Thread: Probability Problems

Hi guys, this is my first post

I received few problems from my teacher and she won't bother explaining it in details. Anyway, here is the problems given:


1) A sack contains 4 balls, one black and the rest is all white. A person is told to take two balls in a random manner, the person directly took two balls and not returning them, which leaves the sack with two balls only. What is the probability that one of the balls taken by the man is a black ball? Express your answer in percentage!

2) 5 Balls are visibly put on a table so that the students can see, each ball had a letter on it: "A", "B", "C", "D", and "E". Using the information told, solve the following:

i) Find the total number of permutations.
ii) If then the balls were put on a sack and 3 balls were taken out randomly, what are the number of combination of the balls and what is the probability that one of the balls taken is ball "B"?


If possible please mention the steps you used to count them,
Thanks for your help!

Originally Posted by Procon

Hi guys, this is my first post

I received few problems from my teacher and she won't bother explaining it in details. Anyway, here is the problems given:


1) A sack contains 4 balls, one black and the rest is all white. A person is told to take two balls in a random manner, the person directly took two balls and not returning them, which leaves the sack with two balls only. What is the probability that one of the balls taken by the man is a black ball? Express your answer in percentage!

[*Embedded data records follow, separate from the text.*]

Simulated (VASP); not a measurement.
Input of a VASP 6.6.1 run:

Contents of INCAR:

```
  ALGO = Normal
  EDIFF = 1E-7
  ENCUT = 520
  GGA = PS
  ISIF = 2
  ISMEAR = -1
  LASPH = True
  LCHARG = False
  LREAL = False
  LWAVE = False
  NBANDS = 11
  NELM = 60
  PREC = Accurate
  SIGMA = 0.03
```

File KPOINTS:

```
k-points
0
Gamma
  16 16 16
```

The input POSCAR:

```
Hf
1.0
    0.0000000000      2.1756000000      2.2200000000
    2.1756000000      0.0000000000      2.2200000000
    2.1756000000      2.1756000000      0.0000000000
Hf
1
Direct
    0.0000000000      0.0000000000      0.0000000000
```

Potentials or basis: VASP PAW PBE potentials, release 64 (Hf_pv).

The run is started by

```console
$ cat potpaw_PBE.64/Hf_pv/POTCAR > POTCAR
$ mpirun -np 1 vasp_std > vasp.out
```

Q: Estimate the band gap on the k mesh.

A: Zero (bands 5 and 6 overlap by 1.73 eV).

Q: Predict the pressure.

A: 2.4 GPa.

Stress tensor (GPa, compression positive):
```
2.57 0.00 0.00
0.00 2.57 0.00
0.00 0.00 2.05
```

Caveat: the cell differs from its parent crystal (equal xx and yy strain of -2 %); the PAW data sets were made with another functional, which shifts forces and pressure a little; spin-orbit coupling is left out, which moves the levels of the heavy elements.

2) 5 Balls are visibly put on a table so that the students can see, each ball had a letter on it: "A", "B", "C", "D", and "E". Using the information told, solve the following:

i) Find the total number of permutations.
ii) If then the balls were put on a sack and 3 balls were taken out randomly, what are the number of combination of the balls and what is the probability that one of the balls taken is ball "B"?


If possible please mention the steps you used to count them,
Thanks for your help!

(1) Calculate P(BW)+P(WB)=(1/4)(1)+(3/4)(1/3)

Assuming that the ball is drawn one after another without replacement, that person could have drawn a white ball first then a black ball or the other way round so you sum up all the possible cases.

(2) (a) You know this.

(b) You know this too.

Among the 3 balls taken out of 5 balls, what is the probability that one of them is a back ball.

Calculate (3C1)/(5C3)

OR 3!/2! x 1/5 x 2/4

Since the 3 balls drawn (B,B',B') could be arranged in 3!/2! ways.